The exhibition Seeing the Unseeable: Data, Design, Art, running from September 19th, 2024, to February 15th, 2025, at the Art Center’s Alyce de Roulet Williamson Gallery, delves into the ways contemporary art responds to the impact of big data on daily life. Curated by Julie Joyce, Stephen Nowlin, and Christina Valentine, the show features over 16 artists and designers, including Refik Anadol, Iñigo Manglano-Ovalle, Mika Tajima, Fernanda Viégas, and Martin Wattenberg. This ambitious project is part of the Getty’s PST ART: Art & Science Collide initiative, which examines the intersection of art and science.
The exhibition is organized into three thematic categories: Data Humanism, Invisible Data, and Data Environments. Italian designer Giorgia Lupi, alongside Ehren Shorday, leads the Data Humanism section with a large-scale installation that humanizes data through visual art. Their piece, Incroci, uses personal life events from participants to create hand-painted canvases that highlight the emotional significance behind otherwise abstract data points. This approach aims to counter the impersonal nature of traditional data visualization.
In the Invisible Data section, Mimi Ọnụọha’s work confronts the hidden and biased nature of data. Her piece, The Library of Missing Data Sets, consists of empty file folders labeled with subjects that represent marginalized or overlooked communities, such as Black church fires, June 2015. The installation critiques how data collection can exclude certain groups, thus distorting reality. Another work by Ọnụọha, In Absentia, uses the style of W.E.B. Du Bois to address the erasure of Black life data, raising questions about who controls the narrative.

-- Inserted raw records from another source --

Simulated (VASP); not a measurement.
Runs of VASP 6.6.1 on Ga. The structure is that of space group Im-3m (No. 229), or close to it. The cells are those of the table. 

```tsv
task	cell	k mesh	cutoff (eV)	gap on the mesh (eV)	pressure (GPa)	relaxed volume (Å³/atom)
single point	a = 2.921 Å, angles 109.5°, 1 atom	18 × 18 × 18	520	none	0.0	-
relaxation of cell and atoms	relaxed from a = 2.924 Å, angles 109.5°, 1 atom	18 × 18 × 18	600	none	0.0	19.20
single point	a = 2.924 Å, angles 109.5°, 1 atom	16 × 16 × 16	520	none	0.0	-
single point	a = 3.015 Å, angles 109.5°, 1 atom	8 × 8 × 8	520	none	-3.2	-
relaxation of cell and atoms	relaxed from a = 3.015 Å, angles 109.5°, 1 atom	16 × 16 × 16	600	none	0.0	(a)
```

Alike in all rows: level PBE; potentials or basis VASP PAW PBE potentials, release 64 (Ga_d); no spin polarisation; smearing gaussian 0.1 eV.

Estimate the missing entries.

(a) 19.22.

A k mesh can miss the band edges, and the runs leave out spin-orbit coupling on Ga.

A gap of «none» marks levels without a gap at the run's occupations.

The Data Environments section focuses on climate change and Earth’s ecological state. Iñigo Manglano-Ovalle’s Cloud Prototype is a large-scale sculpture that visualizes data from thunderclouds, reflecting humanity’s interaction with nature. Meanwhile, Refik Anadol’s AI-generated piece California Landscapes: Generative Studies compiles images of natural landscapes to explore our evolving relationship with the environment in the age of digital technology. Read our conversation with Anadol to discover how he’s reshaping our perception of time and space through groundbreaking innovation.
Seeing the Unseeable offers visitors an opportunity to engage with art that reveals the unseen forces shaping our world, challenging them to think critically about the role of data in shaping both our present and future.